Is Military Parenting Like Being a Prison Guard?

view of long fence in the desert
(Dave Palmer/DVIDS)

The other day at the bus stop another mom and I were comparing stories of how our toddlers constantly test us. It seems, we said, like they’re always looking to find and exploit our weaknesses.

For example, any parent of a young child knows that bad things are likely happening when that child is quiet. Quiet toddlers and toddlers who are into something.

Likewise, we all know that if we let a child of any age get away with something they know they’re not supposed to do, they will do it again and the next time they’ll push it -- whatever it is -- even a bit farther.

And some of us, myself included, know that if we don’t keep an eye on the doors, our children will literally try to escape.

I don’t recall which of us first said it, me or the other mom, but we both agreed that this was not unlike how in prison movies and TV shows the prisoners are always looking for ways to escape or to subvert the rules. The other mom studied criminal justice in college and comes from a family of police officers, so maybe it was her. Then again, I’m a massive fan of “Orange is the New Black,” so it could have been me.

Regardless, for both of us it was an epiphany: Parenting is like being a prison guard.

We laughed and laughed, comparing notes on our munchkins’ nefarious deeds. We thought we were so clever. No longer were those big eyed, chubby cheeked little girls simply energetic blank slates in our charge. Now we saw them for what they were: criminals bent on besting us.

And if parenting is like being a prison guard, then Must Have Parents are like prison guards who rarely get relieved by the next shift. In OITB terms, we’re 24/7 Pornstache.

I thought right then that I had an original idea for a column and that you readers would be similarly enlightened by this revelation. And then I googled “parenting prison guard” and turned up 1,380,000 results.

Apparently people put the words “parent” and “prison” together often.

Several of the hits were about a book titled "Everything I Needed to Know About Parenting I Learned in Prison."

Okay, so we weren’t original, but we were obviously onto something.

The author of that book worked as a correctional officer in her early 20s and then later went on to have five children. She says that when parenting hit her full force, she realized that the techniques she’d mastered as a prison guard would come in handy again.

The lead sentence for an article titled "What Parents Can Learn From Prison Guards" (by the way, how’s that for on point?) says, "Some of the best parenting advice I've ever gotten was from a website for prison guards."

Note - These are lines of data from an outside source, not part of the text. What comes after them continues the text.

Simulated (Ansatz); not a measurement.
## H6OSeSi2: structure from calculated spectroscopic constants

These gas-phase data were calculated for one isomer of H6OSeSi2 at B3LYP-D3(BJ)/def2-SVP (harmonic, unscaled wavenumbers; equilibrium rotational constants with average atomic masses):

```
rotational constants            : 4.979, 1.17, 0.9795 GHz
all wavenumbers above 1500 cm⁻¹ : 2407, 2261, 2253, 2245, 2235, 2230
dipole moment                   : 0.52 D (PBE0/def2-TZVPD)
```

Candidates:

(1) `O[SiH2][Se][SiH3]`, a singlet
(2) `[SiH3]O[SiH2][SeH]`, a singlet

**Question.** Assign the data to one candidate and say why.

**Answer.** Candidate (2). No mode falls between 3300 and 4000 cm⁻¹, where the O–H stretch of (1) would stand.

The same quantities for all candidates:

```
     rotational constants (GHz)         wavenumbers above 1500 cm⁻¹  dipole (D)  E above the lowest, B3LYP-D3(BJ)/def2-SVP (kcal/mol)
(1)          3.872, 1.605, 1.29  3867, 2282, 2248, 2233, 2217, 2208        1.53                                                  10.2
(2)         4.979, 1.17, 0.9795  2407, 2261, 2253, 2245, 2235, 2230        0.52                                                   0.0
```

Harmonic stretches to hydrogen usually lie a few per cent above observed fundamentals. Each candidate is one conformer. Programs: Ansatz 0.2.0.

The writer says there are seven things prison guards know better than to say to inmates.

Those seven things?

1. "Hey you! Come here!"

2. "Calm down!"

3. "I'm not going to tell you again!"

4. "Be more reasonable!"

5. "Because those are the rules!"

6. "What's your problem?"

7. "What do you want me to do about it?"

In other words, pretty much half of what I say to my children each and every day.

He goes on to explain why you shouldn't say each of these things. Mainly, he says, because communicating that way, to inmates or to children, doesn’t convey empathy or respect. When you don’t show empathy or respect, you’re priming the inmate/child to revolt.

The writer refers quite a bit to a communication program called Verbal Judo. After digging some, I discovered that Verbal Judo was created for law enforcement professionals by a guy named Dr. George Thompson.

It's fascinating stuff and there are tons I could say about it. The gist, in Thompson's words from one of his lectures, is this: "The secret of good discipline is to use language disinterestedly … You cannot punish or discipline anybody and show anger, condescension, irritation, or whatever. The moment you do, you lose power …"

That sounds exactly like good parenting.